Joe Santoro: Newest Nevada ghost town features a football team
It might be time to add Mackay Stadium to the list of Nevada ghost towns.
Don’t be surprised if the next time you pass by the Nevada Wolf Pack’s erector set stadium if you see a huge vacancy sign on the gates or a needy and desperate billboard out on north Virginia Street that reads, “If you lived here, you’d be home by now.” The Wolf Pack is wondering where you are, northern Nevada. An announced crowd of just 14,604 saw the Wolf Pack squish San Jose State 59-14 last Saturday, the smallest gathering of the season. More people used to knock on Thoreau’s cabin door in a given week at Walden Pond asking for a cup of sugar.

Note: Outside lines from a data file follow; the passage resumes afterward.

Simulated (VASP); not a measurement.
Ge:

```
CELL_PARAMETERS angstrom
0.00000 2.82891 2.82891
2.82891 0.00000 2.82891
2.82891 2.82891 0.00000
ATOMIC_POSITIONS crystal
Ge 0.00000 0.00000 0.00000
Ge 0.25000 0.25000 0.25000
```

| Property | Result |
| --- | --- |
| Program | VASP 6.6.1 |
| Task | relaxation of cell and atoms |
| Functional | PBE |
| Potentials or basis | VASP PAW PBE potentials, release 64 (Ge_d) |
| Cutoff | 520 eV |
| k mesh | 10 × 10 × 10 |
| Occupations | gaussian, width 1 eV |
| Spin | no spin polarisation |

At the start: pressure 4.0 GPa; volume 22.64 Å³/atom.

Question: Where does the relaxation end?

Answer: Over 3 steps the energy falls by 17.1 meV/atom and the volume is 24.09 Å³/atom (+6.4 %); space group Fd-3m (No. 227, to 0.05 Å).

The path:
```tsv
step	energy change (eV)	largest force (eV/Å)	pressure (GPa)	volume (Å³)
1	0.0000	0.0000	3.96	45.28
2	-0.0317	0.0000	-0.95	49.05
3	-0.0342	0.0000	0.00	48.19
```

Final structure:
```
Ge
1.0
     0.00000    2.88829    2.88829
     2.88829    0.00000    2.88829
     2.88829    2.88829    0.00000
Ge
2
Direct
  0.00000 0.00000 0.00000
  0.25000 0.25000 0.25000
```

The Pack will get its biennial attendance bump from the UNLV game on Nov. 25 but the message northern Nevada is sending this season is clear. It is treating The House that Chris Ault built this season as if it is a Christmas tree lot on Dec. 26. If the Wolf Pack isn’t careful, community interest in its football program is in jeopardy of going the way of penny slots and the $7.99 dinner buffet in downtown Reno. The Pack has now had eight consecutive football crowds of less than 20,000. It is the longest such attendance dry spell since the 2005-06 teams did the same for nine games in a row.
This is the same football program, don’t forget, that recently attracted more than 20,000 fans to 20 consecutive home games from 2012 to 2015. Yeah, well, those were the days. When you are 2-8 coming off a 5-7 season, you can only sniff crowds of 20,000 or more when a Fremont Cannon is the prize. You could have loaded the Fremont Cannon last Saturday with real cannon balls and fired them into the stands without a reasonable fear of hitting someone.
Whose fault is it? Who is to blame for these uninspiring and vanishing crowd figures? Well, there are as many reasons for the small crowds as there are empty seats at Mackay.
The biggest reason, of course, is the 2-8 record. Northern Nevada struggles at times to love a Wolf Pack winner. The 2010 football team that went 13-1 saw four of its seven games attract less than 20,000. Two were under 12,000. If a Pack team loses on a consistent basis like this year’s team, well, Pack fans disappear like an airplane on David Copperfield’s stage.
The home schedule (Wyoming, San Diego State, Utah State, Toledo, Idaho State, Hawaii, Air Force and San Jose State) the past eight games also hasn’t helped. Wolf Pack fans will show up to watch UNLV and Boise State, no matter how awful the Pack might be at the time. But it’s been two years since either team came to town. The last time UNLV attracted under 20,000 to Mackay was 1989 (16,545) and the last time a Boise game was under 20,000 was the 1990 Division I-AA playoffs (19,776). The stadium capacity in 1989 and 1990 was about 15,000. Saturday’s crowd could have fit comfortably into a 1990 Mackay Stadium.
Nobody is blaming northern Nevada for the dwindling attendance. The team has been losing, the opponents have been uninspiring, tickets aren’t cheap, parking is a hassle, there are always a dozen or so better games to watch on TV and, well, this isn’t Boise. There are other things to do – go grocery shopping, mow the lawn one last time, get your car’s oil changed – on a beautiful fall weekend in northern Nevada than watch a meaningless college football game.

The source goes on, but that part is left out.